Savour the good!

I recently concluded a career development programme with female academics and researchers and on our last workshop we took some time to celebrate the successes that they were achieving.  There was lots to note, small wins and big and we explored how easy it is for any of us to miss all that is going well.

You’ve heard me mention many times the importance of celebrating the small wins and not just waiting for crescendo moments.  In this week’s blog, I was to share with you a little exercise that allows you to really experience the joy in small wins and in the many simple pleasant moments and experiences that pepper our days, every day.

The reason this is SO important is that our brains automatically and preferentially scan for, register, store, recall and react to unpleasant experiences. 

As Rick Hanson says, in his book Buddha’s Brain, your brain is

“Like Velcro for the negative and Teflon to the positive!”

Rick Hanson, Buddha’s Brain

As a result, no matter how many positive experiences we have, the background music or wallpaper of what it feels like to be you can become overly “glum and pessimistic”.

We have to systematically counterbalance that.  We don’t deny that negative things happen nor do we suppress those experiences.  We can feel the disappointments or upsets and take the learning from them. 

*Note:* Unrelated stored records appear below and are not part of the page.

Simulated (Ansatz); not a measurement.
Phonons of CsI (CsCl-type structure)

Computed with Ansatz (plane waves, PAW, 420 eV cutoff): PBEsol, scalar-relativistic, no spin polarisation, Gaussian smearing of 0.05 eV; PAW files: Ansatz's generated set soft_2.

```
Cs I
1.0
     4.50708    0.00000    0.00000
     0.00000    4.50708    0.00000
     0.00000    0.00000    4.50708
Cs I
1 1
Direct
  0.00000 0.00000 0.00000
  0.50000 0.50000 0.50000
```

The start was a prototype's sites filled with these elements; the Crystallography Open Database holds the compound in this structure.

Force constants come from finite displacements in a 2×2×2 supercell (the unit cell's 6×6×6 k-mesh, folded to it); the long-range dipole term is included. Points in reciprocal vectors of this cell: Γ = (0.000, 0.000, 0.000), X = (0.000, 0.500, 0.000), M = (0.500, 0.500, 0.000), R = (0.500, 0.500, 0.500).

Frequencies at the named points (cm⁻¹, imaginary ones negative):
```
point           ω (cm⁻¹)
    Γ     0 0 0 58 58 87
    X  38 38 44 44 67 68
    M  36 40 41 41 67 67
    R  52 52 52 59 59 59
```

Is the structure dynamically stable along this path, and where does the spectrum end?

AND we foster positive experiences, allow them in, so that they become a permanent part of who we are.  The goal therefore, is to turn positive facts into positive experiences. 

As Hanson says,

Good things keep happening all around us, but much of the time we don’t notice them and even when we do, we often hardly feel them – someone is kind to you, you see an admirable quality in yourself, you finish a difficult project and it all just rolls by.  Instead, you want to actively look for good news, especially in the little stuff of daily life, the faces of children, a memory of a happy vacation, a minor success.  Whatever positive facts you find bring a mindful awareness to them.  Open up to them and let them affect you.  It’s like sitting down to a banquet, you want to dig in!”

Rick Hanson

Let’s take a moment now to experience that banquet of goodness.  Here are the steps adapted from Hanson’s work to guide you through the process

  1. Identify something positive you’ve experienced and bring it to mind.
  2. Now savour the experience.  Feel the pleasure and enjoyment.  Make it last by staying with it now –savouring it for 5, 10, 20 seconds.  Don’t let your attention waver just yet. Focus on your emotions and body sensations, let the experience fill your body and be as intense as possible.  For example, if someone complimented you or expressed care for you, let that feeling of being valued or cared for bring warmth to your whole chest.  Notice how good it feels. 
  3. You can intensify this by deliberately enriching it, bringing to mind other pleasant experiences.  For example, you could strengthen your feelings of satisfaction after completing a demanding project or submitting a paper or filing your tax return (for all you entrepreneurs out there!) by recalling some other challenges you have overcome.
  4. Imagine or feel that the experience is entering deeply into your mind and body, like rain soaking into the earth.  Keep relaxing your body and absorbing the emotions, sensations and thoughts of the experience.

The longer you can hold the experience/s in your awareness and the more emotionally stimulating it is the more neurons that fire and wire together and the stronger the trace memory you’re creating. 

When you carry all this positive feeling inside you, you don’t need to reach for it in the outer world.  You are more at peace and confident in yourself.  And in the context of living the life you love, you realise it as it’s happening and are more daring about taking steps to experience more of it.

Try this out for a week and see the difference it makes!  Let me know how you get on.